In the past we had repeated problems with the Add Link database and search index getting out of sync and users getting "no suggestions for this page" errors upon arrival. While we think we fixed all those problems, we should set up some monitoring so we can notice if there are a significant number of such errors.
|Open||Tgr||T283868 Monitor "no suggestion" rate for Add Link tasks|
|Resolved||Tgr||T289550 Add Link: Set up cronjob for collecting statsd metrics about dangling search index entries|
(Shows the number of errors per hour. I guess it would be more informative if we knew the number of tasks opens per hour.)
I'm thinking we should also chart the number of tasks which are present in the search index but not in the database (can be counted with fixLinkRecommendationData.php --verbose, we could give it a --statsd option, like for listTaskCounts.php). Maybe also the opposite (tasks present in the database but not in the search index) although that's less immediately problematic.

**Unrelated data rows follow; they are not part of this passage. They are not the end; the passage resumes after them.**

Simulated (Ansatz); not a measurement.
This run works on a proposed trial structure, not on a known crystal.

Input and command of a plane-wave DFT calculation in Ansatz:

Mentioned in SAL (#wikimedia-operations) [2021-09-01T23:24:42Z] <urbanecm@deploy1002> Synchronized php-1.37.0-wmf.20/extensions/GrowthExperiments/maintenance/fixLinkRecommendationData.php: 3c7d4ecc699b7c68467a372686f5514375d2b74f: fixLinkRecommendationData: Allow --db-table in dry-run mode (T283868) (duration: 01m 06s)
Tested in production, seems to work well, takes about 2 min to run on all wikis. Dashboards: dangling search index records, dangling DB records (they only contain data from the manual runs so not much to see there until the puppet patch is merged). We have a significant but not large amount (hundreds) of both types of dangling records on some wikis.